This article was first published on AI Trends.

Is it going to rain tomorrow?

If you were to answer that question, would you say that it absolutely positively will rain tomorrow? Or, would you say that it absolutely positively won’t rain tomorrow? Here in Southern California, we only get about 15 days of rain during the year, and so most of the time I’d be safest to say that it won’t rain tomorrow. But, I’d be wrong on those 15 or so days of the year. If I were to say that it will definitely rain tomorrow, I’d normally be wrong, unless of course I had some kind of inkling that it might be a rainy day. The weather forecasters do a pretty good job of predicting our rain, and so if they indicated that it most likely would rain tomorrow, it’s a relatively safe bet for me to say that it will rain tomorrow.

Now, if the weather forecast predicts that it will rain tomorrow, should I consider the prediction to be a one hundred percent absolutely certain prediction? Usually, the weather forecasts are accompanied by a probability. For example, the rain forecast might be that there’s a 70% chance of rain tomorrow. In that case, I likely would feel comfortable claiming that it would rain tomorrow since the percentage being at 70% seems pretty high and suggests that it will rain. On the other hand, if the forecaster had said it was about a 10% chance of rain tomorrow, I’d likely feel that the percentage was too low and so I’d hedge and say it might rain but that it might very well not rain.
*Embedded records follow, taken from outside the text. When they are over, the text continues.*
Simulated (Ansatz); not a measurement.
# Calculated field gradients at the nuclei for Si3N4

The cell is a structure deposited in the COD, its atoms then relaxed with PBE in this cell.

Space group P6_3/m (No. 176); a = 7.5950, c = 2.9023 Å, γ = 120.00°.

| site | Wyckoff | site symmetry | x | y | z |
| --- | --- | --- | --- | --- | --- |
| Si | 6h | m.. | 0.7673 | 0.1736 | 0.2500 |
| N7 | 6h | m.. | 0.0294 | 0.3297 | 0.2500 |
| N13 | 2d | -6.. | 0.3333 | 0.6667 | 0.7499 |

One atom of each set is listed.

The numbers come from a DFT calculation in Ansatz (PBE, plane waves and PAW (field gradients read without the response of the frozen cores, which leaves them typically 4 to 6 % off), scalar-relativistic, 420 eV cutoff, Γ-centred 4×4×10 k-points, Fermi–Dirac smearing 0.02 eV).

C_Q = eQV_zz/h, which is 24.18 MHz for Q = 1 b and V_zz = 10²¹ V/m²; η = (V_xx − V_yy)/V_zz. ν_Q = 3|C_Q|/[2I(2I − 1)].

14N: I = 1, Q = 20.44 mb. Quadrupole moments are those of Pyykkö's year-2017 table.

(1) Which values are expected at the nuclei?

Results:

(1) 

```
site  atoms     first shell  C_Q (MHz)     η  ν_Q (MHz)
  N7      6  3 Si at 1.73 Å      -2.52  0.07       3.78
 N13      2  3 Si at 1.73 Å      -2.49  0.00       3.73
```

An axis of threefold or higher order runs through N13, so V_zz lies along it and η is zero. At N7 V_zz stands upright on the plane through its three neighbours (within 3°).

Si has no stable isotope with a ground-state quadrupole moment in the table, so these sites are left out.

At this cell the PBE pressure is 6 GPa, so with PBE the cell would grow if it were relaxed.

I realize that all of this talk about the weather might seem rather obvious. We all intuitively understand that the rain forecast involves probabilities. We take it for granted that there is some amount of uncertainty about the weather predictions. In a sense, the weather predictions are a form of gambling, whereby we don’t know for sure that something will happen, but we are willing to make bets based on the odds that something might happen.

As humans, we are continually having to perform reasoning under uncertainty. Sometimes we try to calculate actual probabilities, while other times we just go with a hunch or intuition. Whenever you go to Las Vegas and play the slot machines or a game of poker, you abundantly know that you are using probabilities and that you are gambling. It’s obvious because you are in a place and context that everyone accepts as a gamble. What are the odds that the next card dealt at the blackjack table is a King? What are the odds of the slot machine hitting on the jackpot?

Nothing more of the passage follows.